The Sun, Tarot and Art
Often when I look at particular pieces of art, I see a connection to the Tarot. I think some of this is because Tarot is such an important tool for me, but it is also because the Tarot archetypes are part of our collective unconscious. And then, of course, there are some situations where the Tarot did actually influence a piece of art or an artist in some way! I’d like to explore the connection between Tarot and art, on both a historical and spiritual level.
So let’s look at The Sun
The Sun is one of the most positive cards in the Tarot deck. It is about warmth, revelations, healing, and being your true self.

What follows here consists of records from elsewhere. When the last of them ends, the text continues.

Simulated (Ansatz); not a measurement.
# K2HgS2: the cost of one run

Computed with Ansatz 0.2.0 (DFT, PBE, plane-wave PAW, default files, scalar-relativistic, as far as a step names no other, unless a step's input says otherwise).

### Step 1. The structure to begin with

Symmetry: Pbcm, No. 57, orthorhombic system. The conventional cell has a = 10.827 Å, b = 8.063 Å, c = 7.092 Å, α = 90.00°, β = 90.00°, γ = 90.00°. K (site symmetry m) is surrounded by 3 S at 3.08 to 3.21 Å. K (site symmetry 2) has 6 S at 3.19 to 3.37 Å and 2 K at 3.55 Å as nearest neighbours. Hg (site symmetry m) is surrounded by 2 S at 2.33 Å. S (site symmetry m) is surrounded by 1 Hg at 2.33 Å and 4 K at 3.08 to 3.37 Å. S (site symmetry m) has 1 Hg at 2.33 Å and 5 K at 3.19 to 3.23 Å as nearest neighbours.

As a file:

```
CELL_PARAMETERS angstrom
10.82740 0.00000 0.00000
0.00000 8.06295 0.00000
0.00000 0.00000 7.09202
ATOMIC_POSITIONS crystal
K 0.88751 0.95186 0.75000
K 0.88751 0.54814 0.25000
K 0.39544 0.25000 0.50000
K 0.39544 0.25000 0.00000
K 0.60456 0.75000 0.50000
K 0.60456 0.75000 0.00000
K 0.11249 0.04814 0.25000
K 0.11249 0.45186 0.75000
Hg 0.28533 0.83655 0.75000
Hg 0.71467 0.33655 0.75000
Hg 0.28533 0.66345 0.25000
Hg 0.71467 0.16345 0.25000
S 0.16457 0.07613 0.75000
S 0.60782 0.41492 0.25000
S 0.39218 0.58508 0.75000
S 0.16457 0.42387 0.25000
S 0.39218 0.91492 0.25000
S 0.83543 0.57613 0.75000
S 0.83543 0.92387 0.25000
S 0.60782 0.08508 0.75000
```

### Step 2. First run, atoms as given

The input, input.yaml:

Some Sun cards, like the first known one from the Visconti-Sforza deck, and The Sun from the Rider-Waite deck, depict a naked, youthful figure under the sun. Other versions of the card, including those from the Tarot of Marseilles and the Book of Thoth, feature two children (usually identified as twins) naked or nearly naked under the sun.
However many children there are, you could say that they represent fully basking in the sun’s glow – the light of joy, happiness, and self-fulfillment. The Sun is a card that is about being your truest, best self, so that light practically radiates from you.
It’s easy to see why such a celestial body would inspire these feelings. The sun is our star here on earth, and its warmth helps everything on the earth grow. We love to bask in sunlight, and our mental and physical health is improved by exposure to the sun’s rays.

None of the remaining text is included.